Pro-Fred & Anti-Huck:

As regular VC readers know, I am one of several conspirators who is supporting Fred Thompson's campaign for President. I cannot speak for the others, but my reasons for supporting Thompson include his commitment to federalism, his candor on important issues other candidates would prefer to avoid (e.g. entitlements), and his record on regulatory reform and government oversight over the past thirty years. For National Review's pentultimate issue (the one before they endorsed Mitt Romney), I authored an article making the conservative case for Thompson. For those without subscriptions to the print magazine, here is an excerpt:

Sen. Fred Thompson may be a professional actor, but it's hard to find a more authentic conservative candidate in this campaign. He has been a consistent champion of fiscal discipline, national security, and government reform, among other issues important to the Right. As National Review recently editorialized, "Thompson has set a standard for specificity, conservatism, and soundness" yet to be matched by any other candidate. More than anyone else, he advocates a conservatism of the head that should appeal to conservative hearts. If the Republican nomination should go to the most principled and consistent conservative in the race, there should be little question that Fred Thompson is the man to nominate.
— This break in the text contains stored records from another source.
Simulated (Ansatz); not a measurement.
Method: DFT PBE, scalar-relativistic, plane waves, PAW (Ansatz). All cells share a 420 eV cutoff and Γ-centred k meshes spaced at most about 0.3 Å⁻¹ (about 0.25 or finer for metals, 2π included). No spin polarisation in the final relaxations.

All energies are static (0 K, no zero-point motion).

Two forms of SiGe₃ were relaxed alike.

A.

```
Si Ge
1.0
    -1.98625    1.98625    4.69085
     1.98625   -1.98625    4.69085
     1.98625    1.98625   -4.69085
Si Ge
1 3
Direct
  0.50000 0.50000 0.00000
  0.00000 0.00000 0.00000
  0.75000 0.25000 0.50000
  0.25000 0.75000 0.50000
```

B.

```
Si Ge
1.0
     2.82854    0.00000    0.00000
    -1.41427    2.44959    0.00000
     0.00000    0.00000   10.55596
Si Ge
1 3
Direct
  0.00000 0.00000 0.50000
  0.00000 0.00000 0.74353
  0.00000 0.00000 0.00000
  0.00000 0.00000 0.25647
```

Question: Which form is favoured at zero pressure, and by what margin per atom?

Some worry Thompson doesn't want the presidency badly enough. In an era when politicians plan their political moves years, if not decades, in advance, Thompson is almost an accidental candidate: someone willing to run if the people want him on his terms. This may be his greatest liability — but it should also be an asset in wooing conservatives to his cause.

Thompson, after all, is not running a campaign of simple slogans or pandering platitudes. He is willing to take positions that risk offending potential constituencies. Witness his attack on the gluttonous farm bill and opposition to some business-favored federal tort reforms. He may have been unprepared to answer a media question about the "Jena 6," but he can discuss the crisis in Pakistan, the threat of nuclear proliferation, regulatory bloat, or the future of entitlements with a level of nuance and detail that comes only from genuine intellectual engagement. If Republicans are looking for an "anti-Hillary" — a reluctant candidate with a commitment to limited government who will bring honor and integrity to the White House — it would be hard to do better than Fred.

In addition to supporting Thompson, I share Ilya's aversion to Mike Huckabee, and his brand of know-nothing, big government populism. In my view, there is nothing conservative (and certainly nothing remotely libertarian) about Huckabee's agenda. Hence, I declared myself both "Pro-Fred and Anti-Huck."

There are many things I don't like about Huck, ranging from his economic illiteracy and protectionist impulses to his embrace of creationism and nanny-state mentality. As Kimberly Strassel noted in the WSJ, Huckabee sounds good, but the substance is often lacking — and what substance there is provides little comfort.

Over on NRO's The Corner, I have blogged a bit about Huckabee's call to quarantine AIDS victims in 1992. (See also here and here.) Questioned about this statement in the past week, the Huckabee campaign has dissembled (as I noted here), denying he called for a quarantine and pretending as if this was not an irresponsible policy position in 1992. Huck himself took the same tack when asked about the issue on Fox News Sunday, denying the clear import of his prior statement, and suggesting his position was correct, although he would "say it a little differently today." I'm sorry but that's not good enough. If Huckabee cannot acknowledge that his call to "isolate" those who were HIV-positive in 1992 was grossly irresponsible, it is just one more reason he should not be the next President of the United States.